Enron: Shorthand for Scandal, Foil for Polemicists (including me?)
By Steve | May 30, 2006
I tried to restrain myself. What more could be written about Enron and Lay and Skilling in the week of the conviction of the devasted duo? The news dominated most news outlets, although a few were still relentlessly covering the critically important news out of American Idol.
In the end, it was the commentary out of two of my favorite newspapers, The Wall Street Journal and The New York Times, that compelled me to add my few cents. From totally different angles, both used Enron to call into question the efficacy of the Sarbanes-Oxley Act.
To be fair, most of the Wall Street Journal's May 26 editorial, The Enron Verdicts, was pretty darn good. Their concluding paragraph is a classic
"The Enron verdicts are proof, if more were needed, that lying to employees, shareholders and the public about corporate finances is a serious crime that will be punished."
Unfortunately they use the conviction as a foil to revisit one of their favorite issues--how Sarbanes-Oxley is overly burdensome and destroying American competitiveness. So they posit that the conviction of Skilling and Lay "will do more to deter future corporate crime than anything in Sarbanes-Oxley."

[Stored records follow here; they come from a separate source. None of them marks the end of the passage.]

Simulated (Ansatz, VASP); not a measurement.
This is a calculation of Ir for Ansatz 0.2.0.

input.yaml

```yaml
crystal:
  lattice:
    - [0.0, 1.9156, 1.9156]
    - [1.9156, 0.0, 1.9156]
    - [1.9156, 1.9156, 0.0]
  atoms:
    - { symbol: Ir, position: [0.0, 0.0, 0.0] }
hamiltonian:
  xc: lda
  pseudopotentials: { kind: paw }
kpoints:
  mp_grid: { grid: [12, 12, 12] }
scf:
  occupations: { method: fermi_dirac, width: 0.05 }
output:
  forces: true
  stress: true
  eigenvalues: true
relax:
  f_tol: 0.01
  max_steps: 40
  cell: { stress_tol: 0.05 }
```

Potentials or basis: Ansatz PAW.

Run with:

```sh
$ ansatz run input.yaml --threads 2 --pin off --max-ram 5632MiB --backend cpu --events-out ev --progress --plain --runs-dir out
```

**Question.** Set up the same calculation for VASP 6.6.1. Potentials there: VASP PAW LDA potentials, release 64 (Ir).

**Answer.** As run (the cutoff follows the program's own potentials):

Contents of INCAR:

Maybe. But Sarbanes-Oxley is demonstrably working now, unless you believe the usually reliable Gretchen Morgenson of the New York Times. I think she was either betrayed by her editors and headline writers, or by her own rhetorical oracle. In a May 28 commentary called "Are Enron's Bustin' Out All Over," Ms. Morgenson states:
"Sorry, pals. Other news from last week showed that the Enron verdicts were, at best, the end of the beginning of this dispiriting corporate crime wave. They were certainly not the beginning of its end."
The "other news" was a recap of the Fannie Mae scandal, courtesy of a 350 page report issued by the Office of Federal Housing Enterprise Oversight. The report is damning. It outlines bad accounting and financial practices, poor controls, a broken culture and a failure of oversight. It contains excellent lessons for all ethics officers. (See Chapter 4, "Corporate Culture and Tone at the Top.") But the report focuses on issues from 1998 to 2003 and into 2004--before Sarbanes-Oxley was fully implemented!
Like most ethics officers, I don't believe Sarbanes-Oxley got everything right. For example, many of the applications of Section 404 have seemed overzealous, and need to be re-calibrated, especially for smaller firms. But contrary to what the Wall Street Journal editors and Ms. Morgenson believe, the combined effect of the corporate governance reform efforts of the past few years is making a difference in corporate practice.
Ms. Morgenson believes that "Unfortunately, questionable corporate practices continue apace." No, at least not apace. Certainly questionable practices continue. But large companies are successfully implementing changes based on Sarbanes-Oxley, the U.S. Sentencing Guidelines, and the NYSE and NASDAQ listing requirements. Controls are more rigorous, auditors are more emboldened, board members more assertive, and ethics programs more robust. These changes are making a difference.
We'll still see scandals. Most involving large companies will be flushing out the last contaminants from the pre-Enron era. Until we forget these lessons, and a new Boesky/Milken/Enron emerges . . . .




Comments
I personally agree with your latest blog entry, and so does the best empirical research that has been done on the subject.
Consider the results from Ashbaugh, Collins and LaFond’s December 2004 article titled “Corporate Governance and the Cost of Equity Capital”. This article found that firms reporting larger abnormal accruals and less transparent earnings have a higher cost of equity, whereas firms with more independent audit committees have a lower cost of equity. In total, these “integrity savings” result in about 14 percent lower equity costs.
Or consider the now famous Gompers, Ishii and Metrick article “Corporate Governance and Equity Prices”. They rated the governance performance of 1500 companies, and created two indices – a “Democracy Index” of the top decile of companies based on strong shareholder rights, and a “Dictatorship Index” of the bottom decile of companies based on weak shareholder rights. They tracked the results from 1990 to 1999 and found that the Democracy Index substantially outperformed the Dictatorship Index.
Even more telling, the advantage of good governance is larger in developing countries, which often lack the kind of regulatory oversight we enjoy in the US. A McKinsey Quarterly study in developing country exchanges found that governance performance alone was responsible for 10 to 12 percent of a firms’ market value.